Britt has been with Time Warner for about 36 years, starting as a controller with Time Inc. in 1972 and becoming president and CEO of TWC in 2006. He has run the cable division since 1999. In between he has held senior positions in content and distribution businesses including chief financial officer of Home Box Office, vice president and treasurer of Manhattan Cable Television, finance director of Time-Life Books Iran Project and director of business development of Time Inc.’s video group.
“One thing Glenn brings to the table is a history of being in the entertainment industry,” said Collins Stewart media analyst Tom Eagan. “He’s not just a cable guy. He understands the business model from the content perspective. That should help them in their negotiations with programmers. As they formally separate those ties with their content cousins, it’s going to be important to have someone who has that perspective.”
Now, as the formal separation from Time Warner nears, Britt has surrounded himself with a team steeped in finance, operations, marketing, deal-making and financial and organizational restructuring: chief operating officer Landel Hobbs, chief financial officer Robert Marcus, chief marketing officer Sam Howe, chief technology officer Mike Lajoie and a slew of regional operations executives.
Hobbs became COO in 2006, after serving a five-year stint as CFO of Time Warner Cable and before that in several senior finance and accounting positions at AOL Time Warner and Turner Broadcasting. Marcus became CFO in January after a stint as senior vice president of mergers and acquisitions at Time Warner Inc., serving as one of the parent company’s chief deal markers since 1998.
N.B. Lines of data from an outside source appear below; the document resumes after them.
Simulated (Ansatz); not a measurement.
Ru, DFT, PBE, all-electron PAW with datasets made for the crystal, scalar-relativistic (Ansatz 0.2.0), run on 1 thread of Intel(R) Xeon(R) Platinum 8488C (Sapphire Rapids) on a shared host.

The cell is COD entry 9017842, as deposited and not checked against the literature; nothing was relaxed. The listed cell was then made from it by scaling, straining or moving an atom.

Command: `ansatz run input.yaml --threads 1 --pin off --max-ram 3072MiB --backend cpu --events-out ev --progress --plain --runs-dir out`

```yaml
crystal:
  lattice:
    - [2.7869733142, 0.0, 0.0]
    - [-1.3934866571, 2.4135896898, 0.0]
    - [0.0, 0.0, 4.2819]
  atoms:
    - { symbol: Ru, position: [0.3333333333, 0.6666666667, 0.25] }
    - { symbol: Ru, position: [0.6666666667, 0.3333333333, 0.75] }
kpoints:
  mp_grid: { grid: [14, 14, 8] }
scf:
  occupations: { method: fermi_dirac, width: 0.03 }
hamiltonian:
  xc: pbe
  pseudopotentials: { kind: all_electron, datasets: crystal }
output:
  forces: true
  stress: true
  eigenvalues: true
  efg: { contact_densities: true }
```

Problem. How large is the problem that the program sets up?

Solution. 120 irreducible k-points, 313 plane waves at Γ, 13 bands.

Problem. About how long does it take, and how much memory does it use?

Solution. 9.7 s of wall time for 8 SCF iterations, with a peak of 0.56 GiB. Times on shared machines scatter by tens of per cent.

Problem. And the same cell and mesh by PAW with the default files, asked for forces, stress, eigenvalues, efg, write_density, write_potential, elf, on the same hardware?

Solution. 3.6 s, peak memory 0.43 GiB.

Late last year, Britt shook up the regional management ranks a bit, moving several executives into new slots where their expertise was needed. While he said that most of those changes were due to normal personnel movement — one executive retired, requiring a rejiggering of the regional staff — Britt admitted that moving regional managers out into the field, a move TWC made last year as well, has his imprint.
“I think the positive of that movement is that each situation gets someone new looking at it,” Britt said. “I don’t believe in having the same people in the same job for 15 years. That’s not a good thing.”
Today, each TWC regional executive is based in the market they head. In the past, the regional execs were based in Stamford, Conn. — TWC’s former headquarters — and relied heavily on local general managers.
“Our company was historically organized by divisions, essentially cities or DMAs,” Britt said. “Given how our industry grew up, pretty much in the business of selling television, each city was separate from the other cities — it had its own channel lineup, technologically it was its own island. Fast forward to today. First thing, these things are no longer technological islands, they are connected to the Internet, the public switched network, they’re two-way, so there is a great need to operate common technology and common operating procedure across a bigger footprint than just cities.”
Britt added that cable’s competition has a bigger geography. “Satellite companies are national, the phone companies are super-regional,” he said. “In order to better compete, it seemed wise to be more of a region organization than a city organization.”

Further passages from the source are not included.